Introduction: Do I know that I know nothing?

The first commandment of Eduardo Couture’s ‘The Lawyer's Commandments’ states: ‘1st) Study. The law is constantly transformed. If you don't follow in its footsteps, you'll be a little less lawyer every day’. Practitioner lawyers face this challenge every day. With a lot on their daily schedules, it is hard enough for attorneys to deliver to their clients. Let alone keeping updated and studying law. Therefore, together with the Young Lawyer’s committee, the Academic and Professional Development Committee thought that having a discussion on how Universities and attorneys may face and succeed with challenge could be valuable

This discussion was moderated by:

Bruno Maggi  Brazil (bmaggi@kmma.com.br)

Sebastian Ramos  Uruguay (sramos@ferrere.com)

The panellists were:

Adekubi Ogunde Nigeria (kunbi@wemimoogundeandco.com)

Francisco Esparraga  Australia (francisco.esparraga@nd.edu.au)

Yoon Hee Kim  South Korea (yhekim@shinkim.com)

Morton Herschderfer  Australia (mherschderfer@collaw.edu.au)

Section A: Challenging cultural barriers and traditional approaches

The speakers discussed the necessary skills to approach and deal with clients in different jurisdictions, mostly when cultures are very different. This can become a cultural barrier which must be overcome.

Equally, they discussed how the interaction among young and more experienced lawyers can solve new problems, merging traditional approaches with disruptive ones.

According to research carried out by the State Bar of Texas, the failure to communicate is the second most common complaint made by clients (http://www.texasbarcle.com/Materials/Events/8208/111351_01.pdf). Rethinking methods for getting in touch with clients is crucial, especially on topics regarding technical information that clients usually don´t understand.

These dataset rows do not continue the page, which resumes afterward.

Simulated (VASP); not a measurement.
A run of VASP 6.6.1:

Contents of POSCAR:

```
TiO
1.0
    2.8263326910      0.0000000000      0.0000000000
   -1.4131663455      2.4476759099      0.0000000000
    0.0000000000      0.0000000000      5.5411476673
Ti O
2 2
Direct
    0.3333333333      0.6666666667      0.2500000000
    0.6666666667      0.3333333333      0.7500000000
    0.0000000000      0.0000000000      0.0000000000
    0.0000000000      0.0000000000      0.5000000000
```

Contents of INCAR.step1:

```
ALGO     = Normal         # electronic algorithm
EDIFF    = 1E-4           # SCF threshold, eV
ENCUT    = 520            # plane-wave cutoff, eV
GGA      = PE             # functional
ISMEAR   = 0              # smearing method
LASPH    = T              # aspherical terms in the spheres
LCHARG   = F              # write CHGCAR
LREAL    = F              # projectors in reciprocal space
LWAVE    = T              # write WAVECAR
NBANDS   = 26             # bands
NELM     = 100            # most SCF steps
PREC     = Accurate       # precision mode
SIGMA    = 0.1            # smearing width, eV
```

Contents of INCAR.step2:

Adekubi Ogunde and Yoon Hee Kim shared their experiences of dealing with clients from different jurisdictions and concluded that it is very important to know and understand your client’s culture, because this will help the attorney communicate better with your client and provide them a more satisfactory outcome.

Section B: What are law firms and law schools doing?

The speakers discussed what law firms and universities are doing to provide legal education to attorneys, as well as the programmes and courses they are offering, and approaches they are taking, to help attorneys continue to be updated.

Francisco Esparraga and Mortion Herschderfer told the audience about the different workshops and curricula their respective law schools are providing to law students, in order to give them an ‘almost’ real experience of dealing with clients and supervisors. Esparraga also highlighted the importance of ethics in dealing both with clients and with your colleagues.

Section C: How to balance the specific knowledge with the broad perspective needed to solve the current complex legal cases.

The speakers discussed the paradox of being increasingly specialised in determined areas of practice and, at the same time, having a broader view of Law and the commercial and strategical aspects of clients’ projects.

The background/inspiration for this discussion was Steve Jobs’ famous quote:

‘In college, I decided to take a calligraphy class. It was beautiful. Historical. Artistically subtle in a way that science can´t capture. None of this has any hope of any practical application in my life. But 10 years later, when we were designing the first Macintosh Computer, it all came back to me, and we designed it all into the Mac’.

The challenge discussed by the panellists was that many lawyers tend to focus only on understanding case law and regulation, but do not consider other factors, such as cultural differences, which may be critical for a case.